There was also hope that Kennedy would eventually side with the liberals to strike down or place more stringent limits on partisan gerrymandering. For years, Kennedy appeared to suggest that he was open to a ruling in this direction, but in his final term he joined six other justices in punting the issue back to the lower courts.

Anthony Kennedy upheld the University of Texas’ affirmative action policies when he ruled against the challenge brought by plaintiff Abigail Fisher. (Kevin Lamarque / Reuters)

One other area that could be a cause for concern is apportionment. Currently, the states can use their total population and not just their total eligible voting population to apportion legislative and congressional districts. Kennedy and Roberts joined the four liberals in the majority for Evenwel v. Abbott to affirm the 14th Amendment’s dictum of “one person, one vote,” while Alito and Thomas filed separate concurrences. What was not settled was whether states could use the eligible voting population instead of total population.

“That could have huge impacts on political power in the United States,” Norden said.

Gun Control

Kennedy’s replacement could pave the way for the Supreme Court to overturn a number of gun control laws, but the pro-gun crowd will need more than just another ally on the bench to guarantee those victories.

Before the court can rule on an issue, at least four justices must agree to hear a relevant case, known as granting a writ of certiorari. The court has largely avoided weighing in on Second Amendment cases in recent years, declining to hear challenges to a variety of gun laws, including state bans on so-called assault weapons and large-capacity ammunition magazines, as well as measures allowing for discretionary permitting of concealed handguns.

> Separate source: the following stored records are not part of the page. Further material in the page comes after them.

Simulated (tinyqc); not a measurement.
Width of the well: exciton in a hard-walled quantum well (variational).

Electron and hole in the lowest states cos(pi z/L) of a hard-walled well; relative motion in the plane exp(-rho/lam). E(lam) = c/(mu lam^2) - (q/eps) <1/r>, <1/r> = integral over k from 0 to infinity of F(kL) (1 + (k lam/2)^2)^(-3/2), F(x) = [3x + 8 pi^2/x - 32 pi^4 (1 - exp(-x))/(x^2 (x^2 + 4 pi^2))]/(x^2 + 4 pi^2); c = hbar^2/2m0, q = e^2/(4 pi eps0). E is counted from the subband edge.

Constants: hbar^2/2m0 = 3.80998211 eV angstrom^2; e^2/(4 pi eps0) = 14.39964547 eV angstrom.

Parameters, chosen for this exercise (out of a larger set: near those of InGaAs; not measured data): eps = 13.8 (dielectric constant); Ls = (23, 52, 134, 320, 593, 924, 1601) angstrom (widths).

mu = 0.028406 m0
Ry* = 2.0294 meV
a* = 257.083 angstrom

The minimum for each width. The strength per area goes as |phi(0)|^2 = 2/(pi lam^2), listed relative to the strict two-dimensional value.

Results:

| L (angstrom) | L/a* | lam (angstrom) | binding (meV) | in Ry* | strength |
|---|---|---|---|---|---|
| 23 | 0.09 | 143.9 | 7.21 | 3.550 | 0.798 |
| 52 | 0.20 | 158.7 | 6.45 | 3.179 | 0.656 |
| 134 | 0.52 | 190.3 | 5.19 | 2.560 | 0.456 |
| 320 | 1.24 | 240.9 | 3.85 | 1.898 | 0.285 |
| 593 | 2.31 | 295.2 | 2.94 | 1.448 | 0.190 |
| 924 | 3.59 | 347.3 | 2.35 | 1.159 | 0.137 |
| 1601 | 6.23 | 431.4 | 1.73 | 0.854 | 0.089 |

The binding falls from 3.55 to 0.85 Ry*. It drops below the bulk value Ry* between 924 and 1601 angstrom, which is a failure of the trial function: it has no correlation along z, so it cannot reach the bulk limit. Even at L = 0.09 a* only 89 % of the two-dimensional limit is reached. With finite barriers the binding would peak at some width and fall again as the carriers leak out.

Justices have agreed to hear only two gun rights cases over the past decade. The court’s 2008 decision in District of Columbia v. Heller established a constitutional right to own a gun for self-defense in the home while also determining that the Second Amendment was subject to limitations. Two years later, the court heard McDonald v. City of Chicago, ruling that local governments can’t infringe upon the gun ownership rights laid out under Heller. Kennedy joined the pro-gun majority in both of those decisions.

Kennedy may not have been sympathetic to a narrower view of the Second Amendment, but he also didn’t seem particularly interested in taking up cases that would have put his position to the test.

Assuming the court’s three pro-gun stalwarts ― Thomas, Alito and Scalia (and Scalia’s replacement, Neil Gorsuch) ― would vote to hear Second Amendment challenges to firearms restrictions, they’d need only one more vote for approval. They didn’t seem to be able to get it from either Kennedy or conservative-leaning Chief Justice John Roberts, noted UCLA law professor Adam Winkler in a recent Twitter thread.

If Trump appoints a staunch pro-gun justice to replace Kennedy, as many expect he will, there would presumably be four votes to hear previously stalled challenges to gun control laws. From there, the swing vote on any subsequent decision would likely fall to Roberts. It’s unclear how he’d vote, but, like Kennedy, he sided with the majority in both Heller and McDonald.

Fair Housing

In 2015, Kennedy wrote the majority opinion in Texas Department of Housing and Community Affairs v. the Inclusive Communities Project, affirming that the federal government can take into account “disparate impact” when it intervenes to prevent racial bias under the Fair Housing Act of 1968.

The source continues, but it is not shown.